The argumentative twelve year-old's egocentricism has the unfortunate effect of annoying some folks. Particularly rankled by Simon's spiritual pluck and his penchant for debunking authority is David Strathairn as the rigid Reverend Russell. Also at her wit's end at the hands of this enfant philosopher is his teacher, Miss Leavey (Jan Hooks). When typecast Simon portrays the baby Jesus at a humorously ill-fated Christmas pageant-turned-fiasco, her worst fears are realised.

Happily, the vertically-challenged youth haas two very loving allies wit equally eccentric pedigrees, like best friend Joe and his mother, Rebecca Wentworth. Looking like a young Ava Gardner, Ashley Judd imbues Rebecca with an angelic presence; it complements the pedestal Simon has put her on. She in turn functions as the Lilliputian's surrogate Mom.

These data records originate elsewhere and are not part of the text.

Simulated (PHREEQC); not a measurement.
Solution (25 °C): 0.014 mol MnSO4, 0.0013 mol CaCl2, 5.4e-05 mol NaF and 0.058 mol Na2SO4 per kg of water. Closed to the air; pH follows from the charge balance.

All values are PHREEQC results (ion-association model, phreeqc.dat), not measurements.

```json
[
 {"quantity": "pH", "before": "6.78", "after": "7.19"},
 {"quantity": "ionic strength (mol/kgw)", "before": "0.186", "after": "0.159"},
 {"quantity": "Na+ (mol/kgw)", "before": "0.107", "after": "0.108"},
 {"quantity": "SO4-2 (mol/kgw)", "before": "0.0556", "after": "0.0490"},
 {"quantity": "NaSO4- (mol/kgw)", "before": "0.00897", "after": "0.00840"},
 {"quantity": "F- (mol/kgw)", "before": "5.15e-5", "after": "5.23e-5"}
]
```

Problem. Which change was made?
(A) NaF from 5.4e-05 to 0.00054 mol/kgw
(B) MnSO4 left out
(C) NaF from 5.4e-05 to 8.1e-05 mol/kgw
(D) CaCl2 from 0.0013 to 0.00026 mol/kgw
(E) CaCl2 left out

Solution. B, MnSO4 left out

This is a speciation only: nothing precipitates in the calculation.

Miss Wentworth never did wed, and you know what that makes Joe, played by Joseph Mazzello (Jurassic Park). He has his persona rooted in the perplexing fact that Mom met Dad-to-be on the Boston-to-Maine, but never bothered to tell anyone, including him, who the fellow was. When the boys aren't speculating just exactly how Simon will realise his heroic destiny, they direct their efforts to the matter of Joe's elusive paternity. Every fellow in town is a suspect.

The alternately funny and sad quest becomes an obsession. Yet the manhunt must take a back seat to the cataclysmic interjection of two very tragic events -- Irving's signature method of mixing offbeat plot mechanisms with his story-by-collision style. In the filmmaker's hands, the literary device doesn't quite achieve the aura of watershed importance that marks the New England author's specific brand of neo-gothic wackiness. Instead, Johnson directs with a more conformist goal, sculpting the story's oddball events into a fairly typical coming-of-age summer set in a typically Rockwellian town. The script is chock-full of those stock learning-experience moments that both change and prove everything.

It figures then that the tale's more trenchant notions are, more often than not, artlessly delivered in very conventional terms. Thus, even with a fairly decent cast and enough warm fuzziness to clothe a thousand Beanie Babies, in the final analysis Simon Birch is manipulative: time to laugh, time to cry, time to learn a life lesson -- all accompanied by '60s-era pop hits delivered with the poetic subtlety of a sledgehammer.

In other words, it all dumbs down to lo-cal Irving for the masses. An antithetical idea if ever there was one. If the producers were truly forthcoming, in addition to the "suggested by" ploy, the credits would proclaim thusly: "We paid John Irving a ton to make this film, so we couldn't chance a faithful adaptation that might only play to a handful of elitists at a few cosmopolitan art houses. And what do you need such intellectual stuff for anyway? It'll just make you miserable....all that death and redemption garbage. So here. Enjoy! We got mainstream Mark Steven Johnson (Grumpy Old Men) to transpose the whole deal. Got rid of all those hard, messianic concepts that make people crazy. Now everyone in the family can understand it."

The fantasy disclaimer might also add that since no one thus far has satisfactorily translated Irving's works, why start now? But give them credit for restraint. At least they didn't attempt a merchandise tie-in with a fast food chain. Then they'd have to decide whether to name the very little plastic character you get with a lucky meal Owen Meany or Simon Birch.